Alps Epic Part 1: Tour des Combins (02/09/23-06/09/23)

It’s a while since I’ve written anything here!

In fact, it’s a while since I’ve written anything full stop. This will probably be the least action the blog has seen since I started it in 2015 (8 years ago!), but that’s partly because this year has involved the least cycling in quite some time. It’s been a busy year and an active summer, but last year I squeezed in so much two-wheeled adventuring (not to mention the stint working as a courier) that I haven’t felt too hungry to explore more by bike. That said, I couldn’t go the whole summer without one big ride – could I?

So now that I’ve flexed my leg muscles (and they’ve just about recovered now), I can now flex my fingers typing. I’ll start with a quick life-update: The day after I finished the last bikepacking trip (and entry here) – the Old Chalk Way in autumn – I received a job offer from komoot. A wonderful conclusion to a rather wet few days on the bike. Komoot is an app that helps people find adventure, plan routes, navigate whether they’re out cycling or hiking, and then share the trip with friends. An ‘on-brand’ match up, you could say. A dangerous one, too, for someone like myself who frequently loses large chunks of time daydreaming about new places I spot on the map.

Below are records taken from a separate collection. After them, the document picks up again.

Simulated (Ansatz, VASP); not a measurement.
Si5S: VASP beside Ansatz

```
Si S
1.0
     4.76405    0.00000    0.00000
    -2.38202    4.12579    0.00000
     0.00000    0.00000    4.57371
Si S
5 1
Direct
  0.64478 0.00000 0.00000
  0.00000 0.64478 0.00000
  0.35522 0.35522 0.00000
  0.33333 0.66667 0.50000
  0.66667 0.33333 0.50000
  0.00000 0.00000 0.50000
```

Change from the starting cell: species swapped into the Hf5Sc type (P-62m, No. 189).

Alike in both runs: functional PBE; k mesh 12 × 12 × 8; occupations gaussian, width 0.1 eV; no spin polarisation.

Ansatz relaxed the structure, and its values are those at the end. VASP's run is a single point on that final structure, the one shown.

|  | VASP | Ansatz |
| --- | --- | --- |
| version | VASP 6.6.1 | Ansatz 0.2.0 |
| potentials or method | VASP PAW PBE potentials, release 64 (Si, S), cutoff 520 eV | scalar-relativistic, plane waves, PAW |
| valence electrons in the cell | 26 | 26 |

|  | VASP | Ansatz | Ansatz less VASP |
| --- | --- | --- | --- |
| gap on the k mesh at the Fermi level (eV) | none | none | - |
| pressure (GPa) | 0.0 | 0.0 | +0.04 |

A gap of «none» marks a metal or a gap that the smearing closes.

Komoot is a fully remote company, with the team spread out across Europe. Every 4 months they get the whole company together somewhere on the continent, for a week working together. When I found out our September ‘Gathering’ would be taking place in the French Alps, an idea began to form.

We’d be staying in a resort near Manigod, which is up in the mountains behind Annecy. On the other side of the mountain – over Col de la Croix Fry – you start nearing the bigger peaks towards Mt Blanc. After I survived my first MTB-bikepacking trips in Scotland & Oman, I started dreaming about a bigger ride deep in the Alps. I came across the Tour des Combins routes on Bikepacking.com, and a sentence in the trail notes captured my imagination: Note that this loop can easily be connected to the most famous Tour du Mont Blanc to create an incredible and challenging bikepacking route.

Back in 2015, when I started my round-the-world ride by pedalling across Europe, I wanted to visit the Alps. I genuinely thought it would be impossible to cycle over them, so I skirted the mountains’ edges. When I rode through Austria I could see the snow-capped peaks in the distance, but that was as close as I dared ride.

When I took part in the Transcontinental Race in 2019, I had no choice but to ride straight through them. Fortunately I was slightly more experienced by then, not to mention riding a considerably lighter setup. On the way I knocked off some of the big classic Alps passes – by this point I’d learnt the word ‘col’ – including Timmelsjoch, Stelvio and Galibier. They were breathtaking. Roads far more epic than I’d known existed in Europe. (As you might have realised: I was never a Tour de France follower!).

The Torino-Nice Rally in 2021 was an opportunity to head deeper into the Alps, ride some more of the famous climbs, but also explore the mountains off-road. Tarmac is convenient, but when a road is paved you’ll never have the same peace-and-quiet. My favourite moments on the TNR were the dirt tracks that led you far from anything else. I didn’t even mind the short hike-a-bike sections, which might in hindsight have been the start of this year’s great escalation.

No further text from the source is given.